Adam Kinzinger

Renegade for Independence Day

The Fourth of July seemed like a fitting day to read Adam Kinzinger’s political memoir, Renegade: Defending Democracy and Liberty in our Divided Country.

If you don’t remember Kinzinger, he’s one of two Republicans in Congress who served on the January 6 Committee and one of 10 Republicans who voted to impeach President Donald Trump. I profiled him in my 2020 book Better Politics Please.

It’s an interesting book, perhaps not as polished and slick as some political memoirs (and he gives us the mercy of not rehashing his entire life in excruciating detail like most political memoirs), but a solid snapshot of politics from the Tea Party to the Insurrection.

Kinzinger is an interesting guy. At one time a rising star in his party, he’s now a pariah, driven out for standing up to Trump. He launched Country First, a political action committee dedicated to restoring sanity to politics. Among other things, they promote reforms like nonpartisan primaries and ranked choice voting that help minimize the impact of extremists and limit the power of the two major parties. I haven’t explored it in depth, but it’s an refreshing to see some practical engagement instead of the endless handwringing and doom scrolling.

Real Talk: What Are We Doing?

I’ll be honest, I’m deeply concerned about the 2024 election. Who isn’t? But forget the two old white guys and all the drama. It feels eerily like 2016. Even at this early stage, every one is burned out and doesn’t want to pay attention. The race should be a foregone conclusion (authoritarianism vs. democracy? c’mon!), but it’s not.

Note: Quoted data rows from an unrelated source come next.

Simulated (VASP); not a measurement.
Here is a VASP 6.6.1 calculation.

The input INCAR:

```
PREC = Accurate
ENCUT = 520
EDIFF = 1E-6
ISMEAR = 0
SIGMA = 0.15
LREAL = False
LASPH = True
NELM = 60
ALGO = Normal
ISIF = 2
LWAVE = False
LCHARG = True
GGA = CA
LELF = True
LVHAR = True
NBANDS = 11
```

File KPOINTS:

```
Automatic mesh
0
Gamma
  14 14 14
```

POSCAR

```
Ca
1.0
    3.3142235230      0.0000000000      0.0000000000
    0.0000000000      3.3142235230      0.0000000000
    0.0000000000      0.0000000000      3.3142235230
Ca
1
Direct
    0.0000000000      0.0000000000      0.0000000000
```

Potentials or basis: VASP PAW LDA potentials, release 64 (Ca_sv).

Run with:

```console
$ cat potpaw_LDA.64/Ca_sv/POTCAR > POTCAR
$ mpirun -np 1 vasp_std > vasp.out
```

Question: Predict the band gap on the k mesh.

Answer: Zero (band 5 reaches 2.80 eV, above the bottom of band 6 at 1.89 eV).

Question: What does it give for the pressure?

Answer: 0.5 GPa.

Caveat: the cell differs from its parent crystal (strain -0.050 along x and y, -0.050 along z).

And we all know how 2016 turned out.

My point is the aftermath of 2016. So many groups organized and mobilized and got to work. Many of us (myself included), admitted we hadn’t been involved enough in the 2016 race and bore responsibility. We committed to doing the work and you saw tremendous effort poured into the 2018 election. There were Indivisible groups everywhere and strategies being talked about for everything, from the lowest office to the highest. People were doing the work.

I don’t see that today. Instead I see more complaining and disengaging.

That’s disheartening at a moment when we absolutely need to be engaged.

And I’ll be honest here, I feel guilty because I’m in a similar boat. I did get involved in 2017. I door knocked like crazy in 2018. I did the work and was part of some powerful change (my city is reaping the fruits of this change). But in 2019 I started West St. Paul Reader, a local news site, and it became clear that direct political involvement would be inappropriate. Now I can argue that I still do the work—our annual voter’s guides that help voters understand local races are indispensable and very popular. And I have a voice to argue for engagement and sanity, albeit from a nonpartisan lens. It’s a different kind of work, but it’s still important. Regardless, I feel guilty that I’m not directly speaking to the crisis we face. That’s my issue to wrestle with.

But it worries me that so many people seem resigned to handwringing and complaining. That’s not going to fix anything. You need to get involved and do something. I get door knocking isn’t for everyone (I did not like doing it). Maybe you don’t want to embrace a political candidate or even party—I get it. But do something.

It reminds me of the words of Devona Weatherhead, the first woman to serve on City Council in West St. Paul:

“I believe in put up or shut up.”

Devona Weatherhead

She decided to run for City Council on the last day of the filing period on her way home from the grocery store. She got involved. She did the work. And rather that pick political fights, she wanted to sit down and talk about disagreements over a cup of coffee.

Today, on Independence Day of all days, we need more of that democratic engagement.